Pantheon expects to receive all remaining permits in the coming months, to allow spudding of the Megrez-1 well in Q4 2024. The well is estimated by management to have a 69% geological chance of success and will target the eastern topset sands in Ahpun (directly under and extending east of the Dalton Highway), with a Company P50 best estimate of Prospective Resources calculated at 609 million bbls of marketable liquids and 3.3 Tcf of natural gas. Success at Megrez-1 would represent a substantial increase to the independently certified gas resource of 6.7 Tcf within the Aphun project area which will improve the overall merits of the Phase 1 of the proposed 'Alaska LNG'* project with Alaska Gasline Development Corporation (AGDC) where Pantheon has already signed a Gas Sales Precedent Agreement. The Ahpun Eastern Topset play targeted by Megrez-1 is estimated by management to contain, in a success case, up to an additional 3.3 Tcf of natural gas. When encountered in previous Company wells, the analogous pay interval has exhibited reservoir properties materially better than encountered in the Alkaid Zone and Ahpun's Western topsets.

Planning for the well operations is advancing on schedule. The well will be designed to maximise the data to be gathered, including logging while drilling (LWD), collecting whole cores through the target sands, and running wireline logs at total depth. Depending on results, the well will be completed and tested for up to a maximum of 90 days to gather the most representative fluid samples and establish the productive capacity of the formation.

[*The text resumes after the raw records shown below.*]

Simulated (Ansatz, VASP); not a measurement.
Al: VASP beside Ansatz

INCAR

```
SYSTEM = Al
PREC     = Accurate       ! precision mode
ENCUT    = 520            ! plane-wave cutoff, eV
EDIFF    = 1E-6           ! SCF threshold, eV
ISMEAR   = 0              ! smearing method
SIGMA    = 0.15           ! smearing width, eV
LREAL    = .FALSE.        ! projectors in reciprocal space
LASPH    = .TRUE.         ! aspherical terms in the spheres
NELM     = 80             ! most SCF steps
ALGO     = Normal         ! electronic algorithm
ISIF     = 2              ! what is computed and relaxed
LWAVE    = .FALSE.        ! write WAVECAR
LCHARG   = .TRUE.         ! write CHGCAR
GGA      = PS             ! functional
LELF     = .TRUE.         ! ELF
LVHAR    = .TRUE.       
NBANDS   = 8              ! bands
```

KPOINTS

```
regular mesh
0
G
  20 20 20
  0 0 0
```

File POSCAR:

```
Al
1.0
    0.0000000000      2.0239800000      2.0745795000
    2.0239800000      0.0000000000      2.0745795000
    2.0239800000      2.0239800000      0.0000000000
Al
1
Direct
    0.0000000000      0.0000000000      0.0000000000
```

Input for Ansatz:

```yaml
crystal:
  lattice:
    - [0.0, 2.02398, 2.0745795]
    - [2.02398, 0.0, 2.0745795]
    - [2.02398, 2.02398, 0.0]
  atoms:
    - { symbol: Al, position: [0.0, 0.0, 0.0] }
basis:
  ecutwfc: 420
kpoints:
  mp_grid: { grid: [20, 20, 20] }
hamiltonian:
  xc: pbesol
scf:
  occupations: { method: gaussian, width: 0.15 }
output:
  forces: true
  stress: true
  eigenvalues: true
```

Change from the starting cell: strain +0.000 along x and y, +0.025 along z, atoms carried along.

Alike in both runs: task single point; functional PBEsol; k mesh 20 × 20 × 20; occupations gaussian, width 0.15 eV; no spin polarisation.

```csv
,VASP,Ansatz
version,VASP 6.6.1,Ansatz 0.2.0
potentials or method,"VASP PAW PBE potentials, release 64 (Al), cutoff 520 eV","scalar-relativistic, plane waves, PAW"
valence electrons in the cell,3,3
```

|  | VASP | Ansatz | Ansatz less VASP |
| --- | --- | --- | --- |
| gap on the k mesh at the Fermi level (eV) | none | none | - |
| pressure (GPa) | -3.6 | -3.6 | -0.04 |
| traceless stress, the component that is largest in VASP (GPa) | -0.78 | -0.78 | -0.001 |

* Alaska LNG is a federally authorised integrated natural gas and LNG export project under development, to deliver natural gas within Alaska and export up to 20 million tonnes per annum ("mmtpa") of Liquified Natural Gas ("LNG"). AGDC is pursuing an option to phase Alaska LNG by prioritising the in-state pipeline portion of Alaska LNG consisting of a pipeline from the North Slope to Southcentral Alaska to provide natural gas to avert the looming energy crisis facing the region ("Phase 1").   

 

 

Webinar and Q&A - Tuesday 17 September 2024 at 16:45 BST

 

A webinar presentation and Q&A is scheduled for Tuesday 17 September 2024 at 16:45 BST (the "Webinar"). Roger Young, eSeis, will join the Pantheon team for a short insight into the technical case.

 

The Webinar will focus on the upcoming Megrez-1 well and will cover, amongst other topics:

 

1.    Megrez-1 overview

2.    Drilling plan - a simple vertical well, minimizing operational risk

3.    Positive implications of success for Pantheon's development plans

4.    Development progress on Pantheon's existing independently certified c. 1.6 billion barrels of recoverable contingent resources west of the Dalton Highway.

5.    Q&A

 

The Webinar is open to all existing and potential shareholders. Questions can be submitted pre-event via your Investor Meet Company dashboard up until 16 September 2024, 08:00 BST, or at any time during the live presentation.

 

Investors can sign up to Investor Meet Company for free and add to meet PANTHEON RESOURCES PLC via:

 

https://www.investormeetcompany.com/pantheon-resources-plc/register-investor

 

Investors who already follow PANTHEON RESOURCES PLC on the Investor Meet Company platform will automatically be invited.

 

Jay Cheatham, Pantheon's Chief Executive Officer, commented: "A successful Megrez-1 well could be massive news for our Company. With a management best estimate of prospective recoverable resources of over 600 million barrels of marketable liquids, set in a conventional reservoir, analogous to the recent discoveries on the north slope. the implications for Pantheon are positive on many levels.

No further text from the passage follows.